I've got into this internship in a retail company and they asked me to think a way to forecast their daily sales (in units) in all their stores (with thousands of skus each one).

At first I thought the simplest way, using some exponential smoothing technique, Holt Winter or something like that, or even sarima or arimax, but after analyzing their data, it turned out it has many products with zero sale days (As far as I remember, arima and exponential smoothing has troubles with many zero values and with more than one seasonal pattern, here I bet we'd have weekly, daily and monthly seasonal pattern), so I'm having doubts about using them.

Another possibility would be use some multivariate regression incorporating variables like day of the week, month, year, holidays, sales off days, etc. but the problem here is that I would have to include the sku and the store as categorical variables with hundreds of levels, is that correct?

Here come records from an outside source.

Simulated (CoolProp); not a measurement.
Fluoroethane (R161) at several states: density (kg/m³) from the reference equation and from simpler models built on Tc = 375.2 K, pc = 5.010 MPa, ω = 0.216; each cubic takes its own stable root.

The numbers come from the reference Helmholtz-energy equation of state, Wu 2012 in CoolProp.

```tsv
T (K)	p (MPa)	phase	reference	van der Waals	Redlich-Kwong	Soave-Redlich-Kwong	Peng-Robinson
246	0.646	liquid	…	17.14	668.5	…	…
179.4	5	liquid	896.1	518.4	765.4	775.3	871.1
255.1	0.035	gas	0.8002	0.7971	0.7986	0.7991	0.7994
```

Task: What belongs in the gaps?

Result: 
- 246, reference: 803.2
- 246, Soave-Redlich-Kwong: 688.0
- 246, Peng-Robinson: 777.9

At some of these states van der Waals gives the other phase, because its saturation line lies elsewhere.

Another possibility more complex would be to use the same regression variables with neural networks or random forest regression with boosting, but again, what to do about that huge amount of levels?

I'm Also considering take week as the deepest level in the forecast, and then using some weights to distribute if necessary (daily). Finally, one approach I didn't mention was to make some variables based on the autocorrelation function to try to model the period dependency structure such as sales of the week of one month ago, one year ago and probably the slope in those periods, then using some regression model adjustment.

So here I am, asking for some guidance, maybe a book, an idea, an example. Anything would be very appreciated.

ps: Sorry, english is not my first language.


1 Answer 1


A simple approach would be to use a regression with dummies to account for seasonality and promotions (if your retailer has them). I would recommend negative binomial regression or Poisson regression because of the slow mover problem you have identified.

You can do this on weekly level and distribute the forecast to days using weights, as you propose, or work directly on daily level with weekday dummies. The latter would be easier if your retailer has promotions whose length does not exactly coincide with calendar weeks.

You can build one giant model with lots of dummies for products and stores (or, more sophisticatedly, a hierarchical model), or go the simpler route of separate models per prod-loc. If you have many parameters and few observations, some kind of regularization may be helpful.

Previous threads may be useful, in particular this one. I like to believe that an article I wrote (Kolassa, 2016, International Journal of Forecasting) might be enlightening.